Wannabe top dogs

Here are the candidates vying in Toronto this weekend for Canada’s top lefty job.

Jack Layton. A Toronto city councillor whose bid is supported by party heavies Audrey McLaughlin, Ed Broadbent, Alexa McDonough, Svend Robinson and Libby Davies. His style is, “kind of like grassroots activism and democracy. I think he is just what the NDP needs,” says Davies.

Bill Blaikie. A Winnipeg MP, United Church minister with a social gospel slant and Layton’s toughest competitor. His supporters include Manitoba premier Gary Doer and Ontario NDP leader Howard Hampton. Blaikie enjoys the support of much of the NDP caucus.

Lorne Nystrom. An MP from Regina and an outside contender for the leadership. “I am the only leadership candidate to provide a fiscal framework and a comprehensive package of initiatives during the campaign,” he wrote in a column that appeared in the Toronto Star. This is Nystrom’s third attempt for the leadership.

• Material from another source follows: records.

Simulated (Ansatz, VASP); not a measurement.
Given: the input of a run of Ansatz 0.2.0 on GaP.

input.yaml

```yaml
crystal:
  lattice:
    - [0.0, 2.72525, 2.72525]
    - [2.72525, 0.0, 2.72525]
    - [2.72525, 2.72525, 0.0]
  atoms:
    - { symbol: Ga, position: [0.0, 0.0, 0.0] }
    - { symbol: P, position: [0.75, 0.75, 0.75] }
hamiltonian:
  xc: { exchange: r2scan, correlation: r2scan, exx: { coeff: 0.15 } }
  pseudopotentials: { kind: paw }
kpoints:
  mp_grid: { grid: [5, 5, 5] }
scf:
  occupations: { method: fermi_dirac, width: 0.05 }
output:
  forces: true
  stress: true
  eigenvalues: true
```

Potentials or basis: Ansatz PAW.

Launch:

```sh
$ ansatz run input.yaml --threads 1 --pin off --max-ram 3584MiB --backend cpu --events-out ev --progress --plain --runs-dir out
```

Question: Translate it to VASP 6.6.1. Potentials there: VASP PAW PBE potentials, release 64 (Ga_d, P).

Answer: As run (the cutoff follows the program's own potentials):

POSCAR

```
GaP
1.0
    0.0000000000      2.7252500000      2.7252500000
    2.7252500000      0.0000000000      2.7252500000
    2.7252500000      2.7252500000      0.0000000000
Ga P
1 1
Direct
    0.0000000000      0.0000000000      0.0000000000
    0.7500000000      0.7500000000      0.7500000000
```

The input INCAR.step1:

Joe Comartin. An MP from Windsor. An idealistic underdog who has the support of Canadian Auto Workers president Buzz Hargrove. “I think Joe Comartin is the only one who has declared himself as a democratic socialist and that we have to present ourselves as an alternative to the Liberals, instead of this kind of mush middle like the other candidates,” Hargrove told the Toronto Star.

Pierre Ducasse. A Quebec NDP organizer and at 29, the youngest candidate. His wordy five-part candidacy thesis stresses pragmatism and economics.

Bev Meslo. a Vancouver-based NDP socialist caucus candidate. “We believe that if the party is to survive, it must turn sharply left,” she wrote in an open statement to the press.